I had lunch with Wendy. She wanted to know how I was doing. She also wanted to know when I’d be ready for another dog; she always has a stray who needs a home. “Doug won’t let me,” I lied. I was enjoying doing some traveling for work, going to tour potential colleges with Jake, without the fear that Homer was lonely, overheated, refusing to eat. And — you know? — I liked leaving my car in my Center City parking garage without being ashamed of it. (“You keep ah-neee-mals in here?” one of the attendants, an immigrant from Africa, once asked during a hot summer spell.)
Which is what made me think: There really isn’t any difference between Doug’s dad and me. Where he grew up, there were no dog-walkers. There weren’t five flavors — one “lean” — of Pup-Peroni. Dogs were utilitarian; they earned their keep. And if they couldn’t, well, nobody in the hills of Western PA had either the time or the inclination to follow them around cleaning up bloody stools. People shot their dogs when they became too damned much trouble, which was exactly what I’d done.

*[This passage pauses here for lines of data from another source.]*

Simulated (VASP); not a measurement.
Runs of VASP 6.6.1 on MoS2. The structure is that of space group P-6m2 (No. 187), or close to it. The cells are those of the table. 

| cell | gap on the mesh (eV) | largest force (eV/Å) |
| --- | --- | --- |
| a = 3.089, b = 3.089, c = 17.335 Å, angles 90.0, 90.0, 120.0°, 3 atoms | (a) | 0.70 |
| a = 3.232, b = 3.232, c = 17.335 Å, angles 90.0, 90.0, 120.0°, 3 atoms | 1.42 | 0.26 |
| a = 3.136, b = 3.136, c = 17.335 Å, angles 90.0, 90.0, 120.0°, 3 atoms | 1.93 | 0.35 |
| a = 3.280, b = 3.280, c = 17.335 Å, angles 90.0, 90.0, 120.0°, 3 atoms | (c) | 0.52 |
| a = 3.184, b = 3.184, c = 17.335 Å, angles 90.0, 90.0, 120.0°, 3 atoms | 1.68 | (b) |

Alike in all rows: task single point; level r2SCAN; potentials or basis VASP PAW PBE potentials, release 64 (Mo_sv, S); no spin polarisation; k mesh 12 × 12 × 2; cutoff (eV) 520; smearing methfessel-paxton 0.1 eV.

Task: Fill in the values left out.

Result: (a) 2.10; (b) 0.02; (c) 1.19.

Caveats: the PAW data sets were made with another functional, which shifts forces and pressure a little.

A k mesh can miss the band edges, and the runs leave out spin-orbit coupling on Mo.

I feel bad about that. Sometimes I wonder: How many more walks might Homer have had in him? Could he have made it to the end of summer, and rebounded when cooler weather set in? It’s so much easier to clean up dog doo in winter than in summer. And he did have good days. His next-to-the-last was a good day; he swallowed his buffered aspirin and bounded into the backyard in pursuit of a squirrel.
I feel bad enough, in fact, that I know I don’t ever want to make that decision on behalf of a person. Once, I would have been willing. And I’m still sorry my dad suffered, toward the end. But I understand now — he endured the suffering so that those he loved could remain sane, remain human. So that pulling the trigger wouldn’t ever become routine.